Massachusetts Employers: Do You Need To Reissue Your Non-Compete Agreements?
Non-compete agreements have recently come under attack across the country, both at the state and federal levels. Massachusetts passed legislation in 2018 that imposed additional requirements on employers in order for their non-compete agreements to be enforceable, including additional consideration and limits on scope.
But Massachusetts employers should remember not to lose sight of the basics. Two recent opinions remind Massachusetts employers of the importance of issuing new agreements in the event of a material change in duties or any gap in employment.

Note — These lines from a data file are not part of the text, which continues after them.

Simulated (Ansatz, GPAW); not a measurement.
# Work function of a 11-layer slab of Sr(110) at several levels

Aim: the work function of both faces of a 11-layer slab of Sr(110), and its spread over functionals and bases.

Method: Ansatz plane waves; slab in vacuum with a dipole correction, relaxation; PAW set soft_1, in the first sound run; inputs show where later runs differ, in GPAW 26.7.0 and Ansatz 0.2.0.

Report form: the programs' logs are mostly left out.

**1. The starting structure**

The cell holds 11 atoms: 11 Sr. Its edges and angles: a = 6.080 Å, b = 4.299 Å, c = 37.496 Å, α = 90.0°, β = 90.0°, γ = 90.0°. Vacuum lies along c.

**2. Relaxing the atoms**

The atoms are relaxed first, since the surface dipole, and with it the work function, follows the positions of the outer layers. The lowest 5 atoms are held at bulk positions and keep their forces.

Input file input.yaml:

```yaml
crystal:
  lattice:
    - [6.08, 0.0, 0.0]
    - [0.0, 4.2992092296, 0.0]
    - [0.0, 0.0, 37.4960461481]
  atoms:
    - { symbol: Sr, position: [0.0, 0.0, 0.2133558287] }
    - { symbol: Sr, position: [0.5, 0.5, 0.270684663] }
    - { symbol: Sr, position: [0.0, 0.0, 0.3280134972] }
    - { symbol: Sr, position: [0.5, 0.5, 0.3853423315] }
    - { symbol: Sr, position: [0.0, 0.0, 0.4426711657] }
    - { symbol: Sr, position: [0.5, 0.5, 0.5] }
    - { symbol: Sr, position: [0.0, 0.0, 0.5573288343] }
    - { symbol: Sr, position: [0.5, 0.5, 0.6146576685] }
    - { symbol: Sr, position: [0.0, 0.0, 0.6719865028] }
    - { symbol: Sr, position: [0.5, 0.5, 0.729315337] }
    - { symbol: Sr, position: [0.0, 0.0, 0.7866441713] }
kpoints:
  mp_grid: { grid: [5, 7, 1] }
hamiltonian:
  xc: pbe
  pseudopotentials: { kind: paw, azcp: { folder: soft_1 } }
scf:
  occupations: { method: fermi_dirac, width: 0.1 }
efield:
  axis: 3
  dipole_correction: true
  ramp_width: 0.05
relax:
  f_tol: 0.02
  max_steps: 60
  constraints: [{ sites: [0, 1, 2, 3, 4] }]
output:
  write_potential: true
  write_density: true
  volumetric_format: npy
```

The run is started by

First, in Russomano v. Novo Nordisk Inc., the First Circuit held that an employee’s one-year non-compete period began to run on the effective termination date specified in the company’s letter to its employee eliminating his position, regardless of the fact that the company subsequently re-hired him the very next day. 960 F.3d 48 (1st Cir. 2020). Russomano had been laid off in 2018 by a letter that specified an August 5, 2018 termination date, and encouraged him to apply for open positions. Russomano did apply to open positions and was rehired into a different role starting August 6, 2018. He was not required to sign a new non-compete at that time. Russomano resigned from the new role in January 2020 and began work for a new employer shortly thereafter. Novo Nordisk argued that Russomano was not laid off in 2018, but was instead transferred to a new role beginning the Monday after his termination date the Friday before.
In affirming the lower court’s decision, the First Circuit noted that the language in the termination letter was unambiguous – Russomano’s employment in the role to which the non-compete was subject ended. As such, the non-compete restriction began to run on the date employment in that role terminated and had expired.
Next, in Bradley v. Bradford & Bigelow, Inc., the Business Litigation Session of Suffolk Superior Court granted an employee’s motion for a preliminary injunction stopping his former employer from enforcing a non-compete against him because the employee had undergone material changes to his employment conditions, including significantly increased compensation and responsibility. No. 2084CV02504BLS1, 2020 WL 8182797, at *1 (Mass. Super. Nov. 13, 2020). Bradley signed a non-compete agreement in 2015 when he became a Business Development Manager. In 2017, Bradley was promoted to Vice President of Sales, Business Development, and Marketing, but he was not required to sign a new agreement in connection with the promotion.
The court noted “The Massachusetts Supreme Judicial Court long ago held that material changes in the relationship between an employer and employee, including substantial modifications to the employee’s position, responsibilities, and compensation, “strongly suggest that the parties had abandoned their old [employment] arrangement and entered into a new relationship.” As such, the 2015 noncompete agreement was unenforceable.
Practically, employers may be able to work around the material change issue by including language in their form non-compete agreement making it clear that the restrictions continue to apply regardless of any change in duties, big or small. But without such language, new agreements are necessary if employers want to protect their legitimate business interests through the use of noncompetes. Moreover, employers must remember that any new non-compete agreement entered into after October 1, 2018, must comply with the strict requirements of the Massachusetts Noncompete Act. Though employers may hope to avoid these requirements by relying on legacy agreements, such an approach could prove fatal in the face of a material change or gap in an employee’s duties.